Thursday, November 17, 2011

Sundubu Jjigae Sniffles

I used to be an exchange student in South Korea.  One of the most difficult thing that I had to adjust over there was eating their SPICY food.  The pre-Korea Candie was the lamest, non-spicy food eater, ever.  I remember my first week in Korea, I ate McDonald's for a week, denting my student pocket because it was so expensive.  I remember I had an episode of home sickness and was complaining to my mom how everything in Korea is red because they're all spicy!  I even hated Kimchi.


Fast forward 3 months later, I started speaking novice Korean and realized I loved Korean food!  The lame pre-Korea Candie is now spicy hot haha.  I could eat hot rice with just kimchi, and it would be a meal.  Especially loved the restaurant across the university where they served Kamja Tang (Potato Soup), Sam Gyop Sal (grilled bacon strips) were weekly staples with Soju!  I was basically a Korean (I already look the part anyway)! haha


A few years ago my sisters and I got a great deal and bought cheap tickets to Korea, it was my first time to go back after my exchange student program.  Anyway, I'm blabbing too much about me so I'm gonna get to the food.  haha.  The trip with my sisters to Korea was for sure a food trip!  We love Korean food and we LOVED Sundubu Jjigae!


We've been searching everywhere in Manila for Sundubu Jjigae, but Kimchi Jjigae is more popular here, and then I found Maangchi, wherelse? Youtube.




You'll need the ff:


Soup Base:


12 pcs dried anchovies -- or 1 tbsp of anchovy powder
1/3 cup of kelp

half onion
5 cloves of garlic
3 shiitake mushrooms
5 cups of water (1 cup of which is soup from clam)


For Sundubu Jjigae:

100 grams of beef
1 cup of clams
3 pcs shrimp
2 pcs green onions
1 pc green chili pepper
1/4 cup of Red Pepper Powder
2 tubes of soon du bu
2 tbsp of fish sauce
2 pcs eggs

*all Korean stuff can be found in your local Korean store or Nice Mart.



The most important part of any soup is the soup base.  Basically, it's seafood.  Koreans use alot of clams.  I like the flavor of clams, so what I did was to boil the clean clams in 2 cups of water until cooked, put a bit of ginger in while boiling to remove the fishy smell.  Measure the clam soup and add more water to make 5 cups.  Add in the all soup base ingredients and boil for about 20 minutes.

Prepare the stone pot, put it over the fire and put some oil in it, stir fry a bit of the beef for flavor and remove it again (I do this so that the beef wouldn't be too tough), I leave a piece or 2 of beef for flavor.  Then, get the boiled mushroom in soup then chop them up in medium sized pieces and stir fry.  Put about 1/4 cup of Red Chili Powder and put it in the pot then mix


Then add about 2 cups of the soup base or about 3/4 the way full then boil, try the soup if it's spicy enough for you, you can adjust the spiciness by adding more chili pepper powder.  The powder really isn't as fierce as it looks, it's actually a bit sour and a little spicy, so adjust from putting in 2tbsp to about 5tbsp to 1/4 cup -- but then again, you'll only try this recipe if you life spicy food, so add more! 

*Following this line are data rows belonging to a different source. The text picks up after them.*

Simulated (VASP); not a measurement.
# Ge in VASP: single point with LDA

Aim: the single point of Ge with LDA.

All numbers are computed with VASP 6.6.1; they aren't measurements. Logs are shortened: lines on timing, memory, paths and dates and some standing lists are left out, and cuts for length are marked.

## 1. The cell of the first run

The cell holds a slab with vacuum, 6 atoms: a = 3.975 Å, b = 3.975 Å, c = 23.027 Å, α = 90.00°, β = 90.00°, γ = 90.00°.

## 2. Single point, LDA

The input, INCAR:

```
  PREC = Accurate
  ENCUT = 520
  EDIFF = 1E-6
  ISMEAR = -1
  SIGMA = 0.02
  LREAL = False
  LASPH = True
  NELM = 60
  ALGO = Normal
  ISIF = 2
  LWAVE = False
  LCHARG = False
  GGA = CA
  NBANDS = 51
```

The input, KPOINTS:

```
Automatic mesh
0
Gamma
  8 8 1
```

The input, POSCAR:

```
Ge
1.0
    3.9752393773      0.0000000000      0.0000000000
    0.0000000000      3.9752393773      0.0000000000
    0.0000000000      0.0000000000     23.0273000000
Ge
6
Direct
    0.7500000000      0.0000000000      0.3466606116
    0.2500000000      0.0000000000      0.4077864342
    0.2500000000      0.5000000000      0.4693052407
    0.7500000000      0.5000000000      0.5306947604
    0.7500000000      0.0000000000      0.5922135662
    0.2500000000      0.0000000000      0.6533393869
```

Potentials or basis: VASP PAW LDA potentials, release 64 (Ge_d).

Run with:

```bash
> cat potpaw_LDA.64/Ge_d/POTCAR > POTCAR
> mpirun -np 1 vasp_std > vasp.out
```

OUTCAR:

By this time, you can add in the fish sauce for flavor.  Cut the tofu packaging in half and just put all 2 pcs in then break it apart with a spoon lightly.  Do not stir it vigorously because you still want solid pieces of tofu when you eat.  Boil some more until the some thickens a bit, throw in the chopped green big chili.  At the last minute, you put in the cooked clams and beef into the soup, then mix, finally, crack in 2 eggs into the soup and boil.  Serve with tissue for the sniffles haha!